In an effort to enhance the quality and efficiency of financial services to the real economy, the State Administration of Financial Supervision has issued new regulations to further regulate loan management for banking financial institutions.

The “Interim Measures for the Management of Fixed Asset Loans” and “Interim Measures for the Management of Personal Loans” have been revised, along with the “Project Financing Business Guidelines” to form the “Fixed Asset Loan Management Measures”, “Working Capital Loan Management Measures” and “Personal Loan Management Measures”. These regulations are set to come into effect on July 1, 2024.

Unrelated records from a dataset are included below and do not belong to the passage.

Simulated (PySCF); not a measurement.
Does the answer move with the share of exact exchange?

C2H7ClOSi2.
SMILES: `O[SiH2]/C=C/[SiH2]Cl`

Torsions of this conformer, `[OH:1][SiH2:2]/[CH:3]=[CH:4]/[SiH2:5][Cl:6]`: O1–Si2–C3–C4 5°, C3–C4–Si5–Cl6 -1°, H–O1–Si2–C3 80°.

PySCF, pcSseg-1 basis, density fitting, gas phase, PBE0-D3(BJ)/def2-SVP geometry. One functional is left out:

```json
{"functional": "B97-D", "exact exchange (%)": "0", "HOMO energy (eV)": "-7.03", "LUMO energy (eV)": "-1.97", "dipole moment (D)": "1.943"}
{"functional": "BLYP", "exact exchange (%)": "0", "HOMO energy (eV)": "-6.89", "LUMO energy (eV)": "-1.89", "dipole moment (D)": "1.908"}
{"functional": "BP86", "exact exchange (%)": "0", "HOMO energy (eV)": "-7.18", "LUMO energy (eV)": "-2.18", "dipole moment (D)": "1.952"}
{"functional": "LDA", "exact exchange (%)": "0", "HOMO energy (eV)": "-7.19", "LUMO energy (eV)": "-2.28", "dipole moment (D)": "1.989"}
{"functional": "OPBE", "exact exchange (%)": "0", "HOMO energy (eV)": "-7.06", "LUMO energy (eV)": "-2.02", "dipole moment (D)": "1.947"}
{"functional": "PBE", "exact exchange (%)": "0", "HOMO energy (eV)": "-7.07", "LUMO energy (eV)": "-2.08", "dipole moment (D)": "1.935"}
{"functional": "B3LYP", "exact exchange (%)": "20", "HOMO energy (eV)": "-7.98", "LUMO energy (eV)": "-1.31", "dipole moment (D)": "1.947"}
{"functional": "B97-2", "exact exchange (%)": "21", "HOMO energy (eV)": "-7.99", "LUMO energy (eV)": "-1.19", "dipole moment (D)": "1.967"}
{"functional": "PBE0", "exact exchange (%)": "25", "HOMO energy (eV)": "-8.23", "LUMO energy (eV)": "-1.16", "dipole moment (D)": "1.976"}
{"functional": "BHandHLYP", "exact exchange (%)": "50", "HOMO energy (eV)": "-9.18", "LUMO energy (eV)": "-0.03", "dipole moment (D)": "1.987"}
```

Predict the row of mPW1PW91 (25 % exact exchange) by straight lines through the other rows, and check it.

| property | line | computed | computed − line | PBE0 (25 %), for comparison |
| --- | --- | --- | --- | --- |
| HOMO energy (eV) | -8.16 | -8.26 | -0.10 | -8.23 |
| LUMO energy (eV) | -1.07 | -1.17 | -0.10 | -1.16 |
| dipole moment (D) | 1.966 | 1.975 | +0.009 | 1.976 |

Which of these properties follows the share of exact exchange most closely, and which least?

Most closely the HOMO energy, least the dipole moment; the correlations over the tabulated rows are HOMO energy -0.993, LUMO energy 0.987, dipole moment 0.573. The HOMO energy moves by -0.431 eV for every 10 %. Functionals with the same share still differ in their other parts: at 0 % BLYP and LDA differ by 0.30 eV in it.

According to the State Administration of Financial Supervision, the revisions aim to better adapt to the current development trend of credit business, and to urge commercial banks to further improve the level of refinement and standardization of credit management.

The revisions broaden the purposes and scope of loan objects for fixed asset loans and working capital loans, with optimised calculation requirements and adjustments to entrusted payment amount standards. Additionally, the regulations incorporate the “Project Financing Business Management Regulations” into the “Fixed Asset Loan Management Measures” as a special chapter.

Many analytical institutions praised the revision for adapting to the actual credit business of commercial banks under the new situation and providing basic compliance for standardizing the operating behavior of commercial banks. The revisions are seen as more adaptable to the digital transformation of the banking industry, providing clearer guidance for bank operations and management in order to support the real economy more efficiently and accurately.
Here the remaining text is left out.